The end of one of the most famous comic book partnerships of all time can apparently be traced to a single page of art.
For more than a few comic-book readers, it doesn't get much better than the run writer Chris Claremont and artist John Byrne shared on Uncanny X-Men at Marvel in the late 1970s and early 1980s. The nearly four years they spent together chronicling the adventures of the Children of the Atom produced some of the most beloved Marvel Comics stories of all time, including "The Dark Phoenix Saga," "Proteus" and "Days of Future Past," and more than 30 years after their collaboration on the title ended, it's still considered among the best partnerships not just in the history of the X-Men, but in the history of superhero comics.
Behind the scenes, though, producing such legendary stories wasn't always easy. Shortly after taking over as artist, Byrne also began co-plotting the Uncanny X-Men stories with Claremont, and greatly influenced the book and its many characters. (Happy that Wolverine is such an integral part of the X-Men even today? Thank John Byrne.) The collaboration was fruitful, but not without struggles and disagreements over the direction of the book. One aspect of the partnership in particular seems to have really gotten to Byrne, though: He had a hand in determining the book's plot, but scripting duties were Claremont's alone, and he didn't write the book's dialogue or captions until after Byrne had penciled it (this is a variation of the "Marvel Method" made famous by the likes of Stan Lee and Jack Kirby in the 1960s), giving him essentially the final say in how characters and situations were presented.
This would've been fine if it weren't for the fact that Claremont's final scripts sometimes portrayed characters in ways Byrne hadn't intended, and it was one such instance of the words being at odds with the art that finally drove Byrne off the book. Take a look at these two pages from Uncanny X-Men #140 (December, 1980) and see if you can spot the disparity.

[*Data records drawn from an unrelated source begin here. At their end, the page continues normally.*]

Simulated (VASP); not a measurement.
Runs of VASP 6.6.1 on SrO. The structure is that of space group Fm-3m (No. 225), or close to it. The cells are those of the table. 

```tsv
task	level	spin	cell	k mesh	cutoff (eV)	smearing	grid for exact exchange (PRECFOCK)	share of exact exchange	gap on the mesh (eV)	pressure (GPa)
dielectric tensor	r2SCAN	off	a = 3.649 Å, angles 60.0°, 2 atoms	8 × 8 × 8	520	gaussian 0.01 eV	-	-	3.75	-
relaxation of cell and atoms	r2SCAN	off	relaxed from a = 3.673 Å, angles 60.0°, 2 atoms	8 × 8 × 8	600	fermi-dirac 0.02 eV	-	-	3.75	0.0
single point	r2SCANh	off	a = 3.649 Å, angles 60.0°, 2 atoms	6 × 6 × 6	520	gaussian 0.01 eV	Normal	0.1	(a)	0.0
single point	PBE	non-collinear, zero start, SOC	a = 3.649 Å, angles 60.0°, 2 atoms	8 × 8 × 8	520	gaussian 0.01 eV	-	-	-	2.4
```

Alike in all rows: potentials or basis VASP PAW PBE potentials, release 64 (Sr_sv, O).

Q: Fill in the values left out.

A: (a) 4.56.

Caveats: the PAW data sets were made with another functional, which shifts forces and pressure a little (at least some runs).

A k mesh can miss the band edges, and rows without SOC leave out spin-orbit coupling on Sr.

Byrne made the removal of the stump look very easy for Colossus, but Claremont gave the character dialogue that made it sound very difficult. It's a relatively minor difference, really, but for Byrne it was the latest in a number of such incidents, and he decided it would be the last, as he describes (via the excellent JohnByrneDraws Tumblr):
"Every issue there would be what I called my 'ARGH!!' moment, when I came across something Chris had written that went against what I had drawn, or what we had plotted. The cumulative effect was numbing to say the least. Here I went 'ARGH!' on the very first page," Byrne said. "Can you tell why?
"Specifically, it was the way I had drawn Colossus easily ripping that stump out of the ground, replete with flying clumps of earth and speed lines versus the way Chris scripted it. I saw that page, printed, and just threw up my hands. 'Can’t do this any more!'
"I called Weezi (then the editor of Uncanny ) the same day, to resign."
The remaining three issues of Uncanny X-Men (including the legendary "Days of Future Past") that Byrne had worked on were published after his resignation. Byrne spent the rest of the 1980s doing landmark work on titles like Fantastic Four and the post-Crisis on Infinite Earths reboot of Superman, The Man of Steel. Claremont and Byrne re-teamed for a brief run on DC's JLA in the late 1990s, and both are living legends in the comic-book world.